“Torah study is a foundational value in the heritage of the Jewish people and the State of Israel.”
On the surface, this is not, you would have thought, a contentious statement. Yet life in Israel is lived on an iceberg: what is on the surface represents only a small percentage of the total mass.
This one terse statement is the final total wording of the pared-back Basic Law: Torah Study, passed this week in its second and third readings and now enshrined in law. Lacking a constitution, Israel’s legislators have, over the years, passed a number of basic laws – a classification that carries something of a constitutional status. Basic laws are intended to serve as guiding principles of government, and although their exact status is not clear, they have historically been treated within Israel’s judicial system as superseding other laws.

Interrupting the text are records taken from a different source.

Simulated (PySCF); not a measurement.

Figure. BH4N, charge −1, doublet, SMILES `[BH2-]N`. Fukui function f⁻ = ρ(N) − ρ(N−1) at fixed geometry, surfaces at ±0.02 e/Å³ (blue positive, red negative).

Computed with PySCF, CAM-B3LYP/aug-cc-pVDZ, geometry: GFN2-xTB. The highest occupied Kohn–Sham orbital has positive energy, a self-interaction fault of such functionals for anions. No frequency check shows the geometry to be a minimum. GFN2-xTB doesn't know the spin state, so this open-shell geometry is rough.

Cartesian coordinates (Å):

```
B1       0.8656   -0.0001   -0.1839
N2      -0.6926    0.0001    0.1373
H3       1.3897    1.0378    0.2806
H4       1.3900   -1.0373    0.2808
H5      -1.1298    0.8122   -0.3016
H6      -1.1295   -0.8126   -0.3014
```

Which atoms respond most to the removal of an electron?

This week sees the Government scrambling to pass a slew of laws in what will be the last week of the sitting of the current Knesset, prior to its dissolution on July 17, in preparation for the campaign leading to the general election that is scheduled for October 27.
If you are nor abreast of political developments in Israel, you may be wondering why this apparently innocuous statement of the value of Torah study has been taking up such valuable Knesset time precisely now. The answer is simple: but the ramifications of that answer are profound.
This basic law represents the latest attempt by the haredi (ultra-Orthodox) political parties to ensure their community blanket exemption from national service. It simultaneously represents the latest attempt by Bibi Netanyahu to secure his continued leadership of the country by securing the continued support of the haredim.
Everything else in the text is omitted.